This doesn’t mean that Google’s new OS is a sure thing. It’s not. Yes, it is built upon a secure Linux foundation, which means it’ll be far more robust out of the box than any version of Windows. Indeed, it may well be that focusing on Web-based applications will serve a certain class of customers. But the PC industry is too heavily focused on desktop apps on the Mac and Windows platforms to give Google much elbow room right now. Then again, just giving Microsoft conniptions ought to be sufficient to make this initiative worthwhile.

From Apple’s standpoint, they have been pushing hard for industry standards for much of what they do. So it would seem that anything you can run from the browser under the Chrome OS will work on a Mac as well, and on a Windows PC for that matter. Well, maybe Microsoft will try to block them on Internet Explorer, despite the fact that the new version, version 8, supposedly adheres more closely to Internet standards.

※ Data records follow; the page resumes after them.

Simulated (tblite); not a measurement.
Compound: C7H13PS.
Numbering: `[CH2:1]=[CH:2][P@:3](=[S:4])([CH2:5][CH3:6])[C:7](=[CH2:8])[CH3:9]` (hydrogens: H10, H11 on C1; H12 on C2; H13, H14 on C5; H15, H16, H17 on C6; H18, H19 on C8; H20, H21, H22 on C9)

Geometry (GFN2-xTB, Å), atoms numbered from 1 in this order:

But it’s not just browsers and operating systems where Microsoft is experiencing a slow, inexorable decline. They haven’t done so well with their mobile phone initiative either. Windows Mobile is an afterthought when the media pundits speak of smartphones. The chatter is all about the iPhone, the BlackBerry, the latest Android-based device and, of course, the Palm Pre. How fascinating it is to see real competition in this space, rather than face an 800-pound gorilla that spends a large part of its time beating down any competition that dares invade its territory.

Certainly Microsoft’s woes started big-time when the iPod arrived, and Apple rapidly managed to carve for itself a hefty majority of the market, contrary to the conventional wisdom of the usual naysayers. Microsoft tried working with the usual group of third-party manufacturers and failed. They tried the Zune and it was a failure too. The lifetime of the dedicated media playing is coming to a close, except, perhaps, for the iPod touch, which is really just a small personal computer.

When it comes to the iPhone, Apple’s ace in the hole, beyond a great user interface, is the App Store. With 1.5 billion downloads in the first year and 65,000 selections, I suspect only the Windows platform has more apps available. What Apple has done is simply amazing, and no other company, even with a larger share of the smartphone market, has been able to come close.

Of course Apple tried and tested a lot of the basic structure of the App Store in building the world’s largest music retailer, iTunes. So it wasn’t quite as hard to just expand its capabilities to accommodate the iPhone and iPod touch. Imagine what would have been involved if they had to invent it all over again from scratch?

Microsoft? They’d love to build a true competitor, but maybe they are just left to recall the famous movie phrase from the late Marlon Brando, “I coulda been a contender.”

This isn’t to say that Microsoft is doomed, though it may look that way. Their search engine flavor of the week, Bing, has gotten off to a good start and is apparently taking a tiny bit of market share away from Google. Bing has also garnered fairly good reviews from the critics, so maybe it has potential.

There are also reports that Microsoft has a Web-based or lightweight operating system on the back burner, and it might very well get accelerated development if the Chrome OS really takes off. On the other hand, I don’t see Google appealing to more than a core segment of power users and curiosity seekers. That is, unless or until the public embraces the Chrome OS and decides it’s really a good thing.